Recognising this up-front changes how we size future changes: a
"planet-only" win claim should be read as "win on low-blob-density
input, unknown on high-blob-density input" until both are measured.
### Rule
**Per-byte performance claims on planet do not generalise to Geofabrik
extracts at equivalent byte size.** Any "planet takes X seconds"
benchmark on `planet.openstreetmap.org`-sourced data must be read as a
"50 k-blob planet takes X seconds" claim. A hypothetical 500 k-blob
planet (produced by running a Geofabrik-style extract of the full
planet) would behave very differently for header-walk-dominated
commands.
## Consequences for the codebase
### Upstream reference implementation
Osmium (the reference C++ OSM/PBF library) takes no blob-density-aware
action either. The writer hardcodes `max_entities_per_block = 8000` with
no configuration knob; the reader submits each blob to a thread pool
without branching on blob count, size, or density. The 40x asymmetry is
a blind spot in the reference implementation too, which means
threshold-based dispatch here is new ground.
### Silently-wrong documentation
- `README.md` "Planet scale" table: every entry is measured on the
`planet.osm.org`-packed blob layout. The table needs a one-liner
caveat once measurements on the other layout land.
- `reference/performance.md` planet sections: same.
- `notes/*.md` "N seconds at planet scale" predictions: likewise.

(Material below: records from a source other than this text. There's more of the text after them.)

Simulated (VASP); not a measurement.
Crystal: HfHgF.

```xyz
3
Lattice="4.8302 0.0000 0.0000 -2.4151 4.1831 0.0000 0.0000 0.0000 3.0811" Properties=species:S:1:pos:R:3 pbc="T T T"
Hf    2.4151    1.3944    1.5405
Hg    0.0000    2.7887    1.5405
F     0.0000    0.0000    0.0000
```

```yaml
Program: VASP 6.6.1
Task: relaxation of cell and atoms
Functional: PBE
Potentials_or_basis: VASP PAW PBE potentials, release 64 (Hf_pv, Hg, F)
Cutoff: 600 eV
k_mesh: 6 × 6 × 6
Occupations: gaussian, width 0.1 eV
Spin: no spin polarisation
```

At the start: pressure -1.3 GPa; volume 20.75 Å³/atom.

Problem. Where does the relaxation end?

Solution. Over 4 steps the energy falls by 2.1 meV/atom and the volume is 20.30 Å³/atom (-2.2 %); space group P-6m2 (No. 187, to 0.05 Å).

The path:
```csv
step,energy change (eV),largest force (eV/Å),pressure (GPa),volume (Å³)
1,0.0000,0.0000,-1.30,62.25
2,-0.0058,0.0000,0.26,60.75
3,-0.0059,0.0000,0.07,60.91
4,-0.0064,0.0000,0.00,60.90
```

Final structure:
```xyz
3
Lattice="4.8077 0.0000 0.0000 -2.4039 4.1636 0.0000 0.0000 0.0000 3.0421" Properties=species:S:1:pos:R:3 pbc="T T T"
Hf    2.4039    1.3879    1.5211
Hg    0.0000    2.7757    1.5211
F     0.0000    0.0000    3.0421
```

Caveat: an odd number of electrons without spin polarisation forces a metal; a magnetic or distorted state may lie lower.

### Decisions that need revisiting
- **File-size thresholds**: several commands branch on `file_size`.
Blob count is the right signal for header-walk-bound work.
- **`parallel_classify_phase` thread count**: fixed at
`available_parallelism() - 2`. Per-blob coordination cost
vs per-blob payload work balances differently across the two
encodings.
- **`BATCH_SIZE` in pipelined batches**: likely needs to scale with
blob size.
### Audit targets for threshold-based dispatch
Commands that are planet-favourable on large-blob PBFs but may
regress on Geofabrik-style packing:
- `sort` pass 1 (landed as HeaderWalker on planet wins)
- `getparents` (HeaderWalker path, landing)
- Any other `HeaderWalker`-based path from the list above
Each is a candidate for `if blob_count > N { pipelined_decode }
else { header_walk }` dispatch, gated on measurements.
## Measurement plan
Needed to turn this doc from "insight" to "insight + evidence":
1. **Produce a 8k-packed planet** via `pbfhogg repack --elements-per-blob 8000`
(see `notes/repack.md`). This is the same-corpus-different-encoding
control that doesn't exist today.
2. **Register it in `brokkr.toml`** as a new dataset variant alongside
the existing `planet/indexed` (the osm.org-packed one).
3. **Run the matrix** for each header-walk command:
- `planet/indexed` (50 k blobs, current baseline)
- `planet/packed-8k` (~6-7 M blobs, Geofabrik-style packing)
- Record wall, peak RSS, disk read, phase split.
4. **Fill in the "Decisions that need revisiting" section** with
concrete data: which commands hold up, which need threshold
dispatch, which need structural rework.
Measurements will also confirm or refute the prediction that
`HeaderWalker` scan scales linearly with blob count (versus, say,
sublinearly thanks to page cache effects).
## Cross-references
- [`notes/repack.md`](../notes/repack.md) - command that produces the
alternate-packing planet for measurements.
- [`notes/degrade.md`](../notes/degrade.md) - command for producing
adversarial test PBFs; the `--unsort` mode exercises `sort`'s
overlap-run path which is orthogonal to but motivated alongside
this work.
- [`notes/sort.md`](../notes/sort.md) - the `HeaderWalker` pass-1
trade-off that first surfaced the asymmetry.
- [`notes/getparents.md`](../notes/getparents.md) - second instance
of the same asymmetry, larger magnitude.
- [`reference/pipelined-reader-paths.md`](pipelined-reader-paths.md) -
existing callers of `into_blocks_pipelined`, candidates for
threshold dispatch.
- [`src/read/header_walker.rs`](../src/read/header_walker.rs) - the
primitive whose per-blob cost is the source of the asymmetry.